By brilliantly presenting these twinned events out of order, the episode sets up a bit of a shadow play: Cyrus, in the conversation as it goes, what we see is a feral animal, who escalates the conversation into outright threats and ugliness so fast you couldn’t see it happening. One of those “the fight was having us” moments — he bares his teeth, she bristles, they go from giggling together to permanent hatred within a single breath. It’s only later, when we see the relationship and what this gift meant to him, that his reaction comes clear. She was being a little bit of a jerk, perhaps — the case could be made that she’s so impressed by him generally that it began as a “OMG yet one more thing you’re good at!” — but she wasn’t being offensive. She couldn’t know, and we couldn’t know at that moment, how dangerous it was.



At the time, it still tracks: Cyrus Beene, after all, was the “fat, mouth breathing kid picked last during gym class” — as he tells husband Michael (Matthew Del Negro) later in the episode. For years, he worked with Olivia and Fitz, doing everything he thought he should for them, not all things good, and yet in his mind, they never saw him: Not his brilliance, nor his greatness, not even his moments of goodness.

But Tom (Brian Letscher) saw, these and more, and this is another ghost we meet, for the first real time: Their relationship always seemed pretty utilitarian, making sense in soldierly terms of lust and loyalty. We couldn’t know what it was built on, or what it meant — or how dangerous it was. Charlie (George Newbern) is the cuddly psycho, Huck (Guillermo Diaz) is the mostly tamed beast, Jake has free will, but Tom is what happens when that guy’s left out in the cold. And so is Cyrus.



Of the relationships that hit their breaking points in “Fates Worse Than Death”, the saddest is Frankie’s and Cyrus’s. Cyrus is not, really, lying as he tells everyone on the show that he didn’t kill Frankie. Cyrus loved Frankie. Cyrus believed in what Frankie stood for, believed in his beliefs and his convictions, in his goodness… And more importantly, Frankie believed in Cyrus: Not as a tool but as a man and partner. Cyrus’s failing wasn’t his hubris, his desire for power… It was that Cyrus didn’t believe in Frankie enough. Devastating, over and over, from the night Frankie died to every time someone brings him up.
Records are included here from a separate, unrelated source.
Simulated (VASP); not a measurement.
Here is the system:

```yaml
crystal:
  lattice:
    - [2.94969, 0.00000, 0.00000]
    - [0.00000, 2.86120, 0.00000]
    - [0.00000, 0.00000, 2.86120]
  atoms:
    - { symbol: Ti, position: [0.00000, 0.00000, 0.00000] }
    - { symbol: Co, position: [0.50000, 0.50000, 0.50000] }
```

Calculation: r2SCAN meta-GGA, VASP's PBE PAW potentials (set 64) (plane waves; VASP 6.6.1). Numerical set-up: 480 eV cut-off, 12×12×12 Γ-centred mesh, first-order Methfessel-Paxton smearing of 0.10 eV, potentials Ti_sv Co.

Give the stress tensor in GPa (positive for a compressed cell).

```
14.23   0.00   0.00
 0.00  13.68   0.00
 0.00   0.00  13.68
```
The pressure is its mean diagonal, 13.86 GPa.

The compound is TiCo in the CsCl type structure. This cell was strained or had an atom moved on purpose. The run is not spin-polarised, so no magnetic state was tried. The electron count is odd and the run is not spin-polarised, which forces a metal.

When Cyrus saw Frankie interacting with Jennifer, he saw Fitz and Olivia all over again — even the OPA team assumes, from footage, that they were sleeping together. So when Cyrus met with Tom later, and Tom offered to take care of the problem, Cyrus chose to remain willfully ignorant of Tom’s methods — to rewrite the reality of what Tom is, when part of what Tom is, is a way to make that as easy as possible — and let him. And when Tom laughs that he didn’t “even have to raise his voice,” Cyrus — the relieved Cyrus who wants more than anything to be be Frankie’s Cyrus — takes that on faith too.

Moments — and a brutally beaten Jennifer — later, the whole thing crumbled. We’re not surprised, as viewers, by any of this — unlike Cyrus, we aren’t able to reconstruct the narrative of his life, his relationship with Tom, his pacts with Frankie — and anyway, we saw the writing on the wall. But Cyrus watched, angry and sad and helpless, as his life and his relationship with a version of Fitz who could actually believe in him, crumbled. Frankie’s claim that nothing would have happened with Jennifer — real or not, it doesn’t signify anything now — rang immediately true for Cyrus: In the moment he lost Frankie’s respect, he found a new way to love him. The damage was done.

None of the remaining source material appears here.